As with most of North America, we cannot produce tempeh in the traditional manor. Traditional tempeh is a mix of cooked soybeans inoculated with the proper spore starter. The inoculated tempe mixture is wrapped in fresh banana leaves to ferment outside for a day or two.
Here in the USA, it is common use plastic bags with perforated with holes for fermenting the soy cakes; however, this is not following traditional ways or sustainable methods. The following experiment, brought about by looking for an alternative, is as follows: …
Experiment #: Tempe1012AB274 –
Alternative Sources for Tempeh Fermentation
Equipment Used: Dehulled split soybeans, tempeh spores, burdock leaves, common kitchen and lab utensils and glassware.
– Experiment started via the standard tempeh recipe found on our organic-cultures.com website. Once soy beans are cooked and processed, the steps changed from placing tempeh mixture in perforated plastic bags to encasing the spore inoculated soy beans in a sustainable and eco-friendly wrapping.
– Cakes then wrapped in fresh burdock leaf. Found single layer of leaf material breaks and needs more holding strength. Some blanch the burdock leaves; in this case, we did not. Used two to three leaves placed opposed to each other. Proper amount of tempe spore soybean mixture placed within leaf ‘basket’. Secure with toothpicks or bamboo. Amount of mixture can very due to size of leaves, however, for better fermentation times use around a 1/3 cup or 4 oz/ 113gr per leaf.
– Fermented cakes for 29 hours at 75 degrees F on breathable rack lightly covered with layer of plastic film to keep moisture in. Cakes need air circulation but not enough to dry out. Cover with additional layers of burdock leaves for future testing.
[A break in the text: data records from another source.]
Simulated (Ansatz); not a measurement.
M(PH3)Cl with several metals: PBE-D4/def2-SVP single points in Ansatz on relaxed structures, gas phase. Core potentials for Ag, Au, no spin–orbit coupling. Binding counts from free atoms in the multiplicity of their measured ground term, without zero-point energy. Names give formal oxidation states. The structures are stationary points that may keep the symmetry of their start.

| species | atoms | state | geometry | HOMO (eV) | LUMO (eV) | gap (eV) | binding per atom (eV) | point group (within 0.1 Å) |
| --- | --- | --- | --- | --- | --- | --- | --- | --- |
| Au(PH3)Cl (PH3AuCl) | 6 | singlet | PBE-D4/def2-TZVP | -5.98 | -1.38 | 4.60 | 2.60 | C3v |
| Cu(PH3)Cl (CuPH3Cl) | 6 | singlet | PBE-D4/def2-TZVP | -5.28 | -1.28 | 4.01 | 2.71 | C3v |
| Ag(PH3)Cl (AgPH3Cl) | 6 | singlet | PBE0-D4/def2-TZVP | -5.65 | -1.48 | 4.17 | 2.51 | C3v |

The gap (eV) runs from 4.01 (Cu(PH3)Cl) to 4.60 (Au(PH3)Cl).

– Extra mixture placed in glass baking tray vs. plastic bags, mixture pressed down to better inoculate soybeans and covered lightly with plastic wrap. Within same time frame as above, soybeans showed complete growth with pure white ‘fuzzy’ growth on top of the soy beans. This method seemed faster for quick use or where a sliced ‘cake’ packaged in plastic bags, is not desired. Allows easier mixing of a sauce or marinade with the fermented tempeh. In our test, we mixed the tempeh with BBQ sauce, pressed into cakes, battered and deep fried. Not the healthiest tempeh recipe it is a great vegan substitution for meat! With a cultured dipping sauce, it makes a very nice appetizer or snack.